Kansas City Royals minor league pitcher Grant Gavin isn’t heading any top prospects lists or making big headlines. Is he major league material, or just another forgotten player destined for anonymity?
Kansas City Royals General Manager Dayton Moore has a lot on his offseason plate. He has to replace Ned Yost, help determine how much the Royals are willing to pay Alex Gordon for at least one more season if Gordon doesn’t retire, decide whether to pursue any free agents and face probable arbitration with Jorge Soler.
Those aren’t the only important tasks facing Moore, however. The Royals have until Nov. 20 to finalize their 40-man roster for December’s Rule 5 Draft, the annual winter Major League get-together when teams can snatch players left off other teams’ 40-man rosters by paying $50,000 (with some restrictions explained here). Setting the 40-man is difficult and risky.
Grant Gavin, the Royals’ 29th round draft choice in 2016, is Rule 5 eligible, a status which subjects the pitcher to closer offseason scrutiny by Moore and his staff. If the Royals still like him and believe he might reach Kauffman Stadium someday, they risk losing him if they don’t find a 40-man roster spot for him. Gavin is talented and known to strike out hitters with astounding frequency.
On top of that, he’s another potential Royals’ “feel good” story, a hometown-type player striving to play big-league ball at home. He grew up in nearby Platte County, played prep ball there, and put in three seasons as a reliever at Central Missouri, just an hour down the road from Kauffman Stadium.
The Royals’ Arizona rookie ball team was Gavin’s first stop after the ’16 draft. He went 3-1 with a 2.01 ERA in 13 games, but his strikeouts and control drew the most attention–in 49.1 innings, he fanned 47 and walked just five for an eye-popping 9.40 SO/W.
That performance earned him advancement to Class A Lexington and then High-A Wilmington in 2017; in 36 games, he went a combined 3-2 with a 1.79 ERA. He struck out 77 in 65.1 innings and posted a 1.79 RA9. But all was not good: in an unfortunate sign of things to come, he walked five times as many hitters as he did in his rookie season, dropping his SO/W to 3.08.
Gavin’s decline continued in a 2018 season split between Wilmington and AA Northwest Arkansas. His combined ERA rose dramatically to 3.19 and, together with his SO/W of 2.35–a remarkable drop from his rookie season–signaled control and command problems. His RA9 almost doubled.

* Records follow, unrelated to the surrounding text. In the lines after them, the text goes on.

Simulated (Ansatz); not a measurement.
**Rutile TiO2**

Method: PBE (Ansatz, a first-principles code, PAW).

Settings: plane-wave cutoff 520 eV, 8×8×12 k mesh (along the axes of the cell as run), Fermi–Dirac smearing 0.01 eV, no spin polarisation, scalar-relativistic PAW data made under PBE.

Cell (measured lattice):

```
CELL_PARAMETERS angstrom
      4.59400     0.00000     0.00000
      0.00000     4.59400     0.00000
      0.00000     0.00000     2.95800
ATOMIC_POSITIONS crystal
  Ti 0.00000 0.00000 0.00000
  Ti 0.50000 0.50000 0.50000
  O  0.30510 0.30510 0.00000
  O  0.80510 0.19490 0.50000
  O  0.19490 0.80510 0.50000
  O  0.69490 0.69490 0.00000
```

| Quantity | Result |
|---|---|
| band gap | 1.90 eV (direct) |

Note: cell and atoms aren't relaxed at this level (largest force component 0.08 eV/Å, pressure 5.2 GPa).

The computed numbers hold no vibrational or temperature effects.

A post-season assignment to the Arizona Fall League, typically a good sign for prospects, turned out to be a mixed bag for Gavin. His 1.50 ERA over 12 innings in nine games was promising on the surface, but his RA9 rose once again, this time to 5.25, and five walks and seven strikeouts dropped his SO/W to 1.40.
Not surprisingly, Gavin’s 2018 performance didn’t earn him a promotion to AAA Omaha. His troubles continued at Northwest Arkansas–his ERA ballooned to 5.99 in eight April appearances; in May, he walked eight in 9.1 innings and his ERA for the month was 5.80.
But the 2016-2017 form that made Gavin known as a promising prospect returned in June and July. He didn’t allow a run in five June appearances, setting the stage for July when he struck out 17 in 10 innings and posted an eight-game 1.80 ERA. Although Gavin’s performance declined slightly in August, he still finished 2019 with 73 strikeouts in 52.1 innings and improved his SO/W to 2.92; although his 3.61 ERA and 4.82 RA9 were higher than previous marks, they were skewed by his poor April and May performances.
Gavin recaptured the promise of his first two seasons midway through 2019. Now 24, he faces two critical career crossroads — the Rule 5 draft and his fifth professional season. A Nov. 20 spot on the Royals’ 40-man roster, and the Rule 5 protection it would bring, seem unlikely for Gavin; although the Rule 5 Draft can be unpredictable, don’t look for another team to pick him up.
Instead, expect Gavin to start his fifth pro campaign at Northwest Arkansas. On the strength of his mid-2019 resurgence, Gavin shouldn’t be considered a forgotten man adrift in the organization. The Kansas City Royals need capable relievers; improved command and a season consistent with his mid-summer of 2019 could put Gavin back on the road to home. And home is where Kauffman Stadium is.